The Bears Ears National Monument tracks 1.35 million acres across Utah’s vast and rocky landscape. It’s a sacred place for nearby tribal communities like the Navajo Nation or Hopi Tribe. Many originated on this land.
President Donald Trump and Interior Secretary Ryan Zinke have been committed, however, to, at minimum, reducing the monument’s size and, at worst, removing its national designation altogether. On October 27, Utah Sen. Orrin Hatch said that the president told him he intends to shrink the monument by December, along with the Grand Staircase-Escalante National Monument.

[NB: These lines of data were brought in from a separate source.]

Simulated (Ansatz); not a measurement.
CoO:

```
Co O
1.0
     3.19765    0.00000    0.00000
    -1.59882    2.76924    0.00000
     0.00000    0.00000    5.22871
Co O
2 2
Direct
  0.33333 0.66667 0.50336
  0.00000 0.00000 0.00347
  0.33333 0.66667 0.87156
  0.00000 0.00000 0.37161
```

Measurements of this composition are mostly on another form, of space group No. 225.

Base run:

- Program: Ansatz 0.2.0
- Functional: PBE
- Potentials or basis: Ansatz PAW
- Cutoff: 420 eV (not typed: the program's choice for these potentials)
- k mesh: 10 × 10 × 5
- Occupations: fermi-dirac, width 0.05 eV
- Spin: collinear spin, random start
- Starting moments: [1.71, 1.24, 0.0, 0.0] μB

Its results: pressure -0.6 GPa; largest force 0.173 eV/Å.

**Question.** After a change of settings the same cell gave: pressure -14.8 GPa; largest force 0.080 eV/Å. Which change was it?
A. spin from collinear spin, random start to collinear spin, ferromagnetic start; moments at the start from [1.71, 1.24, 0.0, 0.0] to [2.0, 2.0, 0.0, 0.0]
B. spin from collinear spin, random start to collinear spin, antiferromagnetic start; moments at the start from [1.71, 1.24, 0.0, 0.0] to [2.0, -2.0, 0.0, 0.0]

Tribal nations have felt left out of this conversation, and they want to speak to the president himself. They say they haven’t had an opportunity to sit down with him, and they’ve been asking. But if Trump is determined to shrink their monument, that’s a decision they’re ready to fight.
Bears Ears hasn’t even celebrated a year of its designation. Former President Barack Obama established the area as a national monument in December 2016. This came after serious organizing led by the Bears Ears Inter-Tribal Coalition and the Utah Diné Bikéyah, a Native American nonprofit that formed in 2010 to help preserve Bears Ears. However, as Obama specified in his proclamation, this movement to protect the land through federal recognition has been around for at least 80 years, and it doesn’t include just Native people. It includes local conservationists and government representatives, too.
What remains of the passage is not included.